Rojas was part of a quartet of “collaboration journalists” who provided insights Thursday into the importance of collaboration,  especially when covering beats that have layered impacts on families, like immigration.

Rojas outlined guidelines for collaborating to bridge expertise gaps that the speakers included in this tipsheet.  Successful collaborative projects require trust in one another’s abilities and impacted communities, communication about potential cultural clashes and are especially helpful with guidance from a project manager, Rojas said. Not only will this result in a broader audience reach, but the nature of the story can be more deeply contextualized when working with experienced newsrooms and organizations.  

Almudena Toral, head of Enterprise Video at Univision News Digital, spoke about a recent project with El Faro, a Salvadoran news outlet. Univision leaned on the expertise of El Faro, which has been covering gang violence in the region for years to develop a multimedia piece on the mass movement of refugees because of violence in the country. Toral said that those in newsrooms often think they have the answers but points out that “when we join forces and skills, we’re stepping out of the box with a different view of the world and explaining context accurately which always leads to better reporting in the end.”

Univision was able to pair visual media and video experts with an accurate, in-depth report from locals to make an accessible web piece that replaced plain numbers with human character and experience. 

Damia Bonmati, presenter and producer for AJ+, was impressed with the project, noting that “they were able to describe the root of problem, before it was even mainstream, with this unique connection from El Faro.”
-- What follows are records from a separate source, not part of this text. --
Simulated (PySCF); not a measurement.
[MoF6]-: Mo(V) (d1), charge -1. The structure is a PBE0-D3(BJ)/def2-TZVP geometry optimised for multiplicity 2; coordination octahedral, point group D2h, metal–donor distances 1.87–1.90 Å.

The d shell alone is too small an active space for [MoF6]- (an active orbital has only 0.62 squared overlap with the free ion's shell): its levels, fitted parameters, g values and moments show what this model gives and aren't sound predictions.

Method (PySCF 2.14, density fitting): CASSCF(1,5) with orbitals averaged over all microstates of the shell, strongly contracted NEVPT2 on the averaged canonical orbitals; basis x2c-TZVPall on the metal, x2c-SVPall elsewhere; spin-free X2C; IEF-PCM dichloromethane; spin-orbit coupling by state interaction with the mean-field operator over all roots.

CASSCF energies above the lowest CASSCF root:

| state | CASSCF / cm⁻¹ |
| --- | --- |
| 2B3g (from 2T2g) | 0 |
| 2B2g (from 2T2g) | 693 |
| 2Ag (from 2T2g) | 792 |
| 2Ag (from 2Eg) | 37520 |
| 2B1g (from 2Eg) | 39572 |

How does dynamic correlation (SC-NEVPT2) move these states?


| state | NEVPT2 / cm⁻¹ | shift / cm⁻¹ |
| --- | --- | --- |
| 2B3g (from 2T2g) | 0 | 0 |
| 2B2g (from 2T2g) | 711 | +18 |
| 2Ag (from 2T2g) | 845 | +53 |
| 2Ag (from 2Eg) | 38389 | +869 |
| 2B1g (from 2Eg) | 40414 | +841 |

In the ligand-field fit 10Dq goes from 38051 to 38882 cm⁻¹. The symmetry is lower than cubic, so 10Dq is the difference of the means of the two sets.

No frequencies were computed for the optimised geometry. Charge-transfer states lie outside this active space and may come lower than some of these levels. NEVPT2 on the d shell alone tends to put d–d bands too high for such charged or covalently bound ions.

Collaborative projects like these can be complex, so how should journalists from smaller newsrooms initiate those connections? 

First-time ONA attendee Natalia Navarro, a reporter with Colorado Public Radio, was inspired by the discussion to ask the same question.

“After this session I feel encouraged to reach out to Spanish language papers in the area for potential cultural or immigration piece collaborations, especially since our newsroom has grown to include more Latinx community members that reflect the Denver demographic,” she said.  

Natalia Navarro of Colorado Public Radio is hopeful about the future of collaboration.

Brian De los Santos, a visual strategist for the Desert Sun, offered some insight as well. He recently collaborated with Animal Politico, a Mexican online publication, to reach the broader Latinx population of Palm Springs to produce culturally relevant news and immigration coverage for those who are most directly affected.

“The biggest challenge of turning these connections into projects is convincing editors that it will result in a broader audience, more views, and thus, bigger impact on those we serve,” said De los Santos.

“We got over 20,000 pageviews working with Animal Politico for those stories, which is far more than our regular hits usually get.”

Brian de los Santos spoke about the challenges and triumphs of collaboration.

Newsroom collaborations also inspire trust to collect a higher volume of accurate data, said Rachel Glickenhouse, program manager at ProPublica. She works with the project Documenting Hate, which records public tips on hate crimes. Collaborating with Univision, which is trusted and well-connected within Latinx spaces across the country, allowed Documenting Hate to collect data they wouldn’t have been able to collect on their own. 

Bonmati agreed that the benefits of collaboration are real. “When reporting on immigration raid news in remote immigrant communities, proving to families that I was working on a project with Univision literally opened front doors for interviews that would have been closed,” she said.

Irving Washington, executive director of ONA, said that this year’s Online Journalism Awards  will include the first ever award for best collaborative journalism.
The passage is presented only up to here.